NaNoWriMo is over, and I ‘won’ it with ease*. Writing many, many words has never been an issue with me. In fact, when I used to write for ABLC, someone coined the phrase ‘pulling a Minna’ for writing any article over 2,000 words long. That’s like a sneeze for me,** so I don’t do NaNoWriMo the normal way. For those who don’t know what NaNoWriMo is, basically, you write a 50,000-word novel in the month of November, which breaks down to 1,667 words a day. I can write that in roughly an hour and a half if I really concentrate, so I usually set a different goal for NaNoWriMo. This year, my aim was to write 5,000 words a day. I’ve had the same goal in the past, and I’ve met that goal twice, I think (out of two times). It was feasible without being terribly burdensome, and I managed to meet my personal goal with ten thousand words to spare. I finished one novel, started a second one, decided it was a crap a third of the way through, and started a third–which is much better than the second, thank you for asking. It’s still crappy right now as is the first one, but at least they are both down on paper.
Really, that’s the reason I did NaNoWriMo this year. I haven’t written much of anything in the last year or so, and I wanted to kick-start my writing again. Once I stopped blogging regularly, I wasn’t disciplined enough to to write daily on my own. I’m externally motivated, which is a bad thing, but once I fully commit to something, I’m all in–which is a good thing. This is the reason I’ve decided to commit to posting a blog post every day in December. I miss blogging, and I was quite good at it, which is a full-blown brag and not a humble-brag at all. I had a passion for it, which helps, but I also did my research thoroughly and edited the shit out of my posts. Editing my fiction is not my strong point, which is ironic since it’s what I do for a living (editing, not fiction, though). For whatever reason, I have a harder time chopping up my fiction than I do my blog posts. I think it’s because while I can be flamboyant in my posts and many of them are my opinion rather than hard facts, My fiction, on the other hand, is a delicate flower that blooms in the hothouse that is my mind. It’s my baby, and I am pretty protective of it. Don’t get me wrong: I do edit my fiction–just not as rigorously as I do my blog posts. If there’s a phrase I like or a scene of which I am enamored, I am loath to excise it, even if it doesn’t fit in the piece overall.

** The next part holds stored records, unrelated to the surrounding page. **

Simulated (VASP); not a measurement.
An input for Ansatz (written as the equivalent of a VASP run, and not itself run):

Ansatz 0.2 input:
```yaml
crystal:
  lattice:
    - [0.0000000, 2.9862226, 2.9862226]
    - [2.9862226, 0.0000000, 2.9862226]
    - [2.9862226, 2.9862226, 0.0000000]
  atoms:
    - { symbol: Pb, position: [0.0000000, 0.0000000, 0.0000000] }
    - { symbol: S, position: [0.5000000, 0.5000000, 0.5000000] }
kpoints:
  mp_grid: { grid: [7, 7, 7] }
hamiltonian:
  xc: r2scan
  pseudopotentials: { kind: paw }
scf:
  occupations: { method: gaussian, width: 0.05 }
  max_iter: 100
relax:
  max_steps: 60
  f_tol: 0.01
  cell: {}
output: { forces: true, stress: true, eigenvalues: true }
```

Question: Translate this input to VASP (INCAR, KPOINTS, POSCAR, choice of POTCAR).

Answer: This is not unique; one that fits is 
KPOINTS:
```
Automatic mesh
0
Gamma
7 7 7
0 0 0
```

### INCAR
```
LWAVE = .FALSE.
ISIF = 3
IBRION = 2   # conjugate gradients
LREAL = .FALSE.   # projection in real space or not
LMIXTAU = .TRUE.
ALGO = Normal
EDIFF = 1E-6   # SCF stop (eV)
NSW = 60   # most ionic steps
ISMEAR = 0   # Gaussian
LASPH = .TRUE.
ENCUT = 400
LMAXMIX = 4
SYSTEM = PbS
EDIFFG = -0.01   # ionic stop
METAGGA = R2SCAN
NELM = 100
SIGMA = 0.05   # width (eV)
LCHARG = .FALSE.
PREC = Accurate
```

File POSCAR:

But I digress, as is my wont. My point is, and I do have one, that while I love writing, I don’t do it nearly as often as I should. Therefore, I used NaNoWriMo as a way to make myself write, and now that it’s over, I want to continue the writing train. For some reason, now I have this song stuck in my head. “Come on write it, train. Write it!” “I think I can; I think I can!” And, because I know myself well, I know that I have to give myself goals in order not to allow myself to fall back into…well, not writing at all. So. My declaration is that I will write and publish a post every day.*** If I don’t write a post, I will write 5,000 words of fiction instead. The latter will have to be on the honer system because I’m not going to publish unedited fiction–no one wants to see that.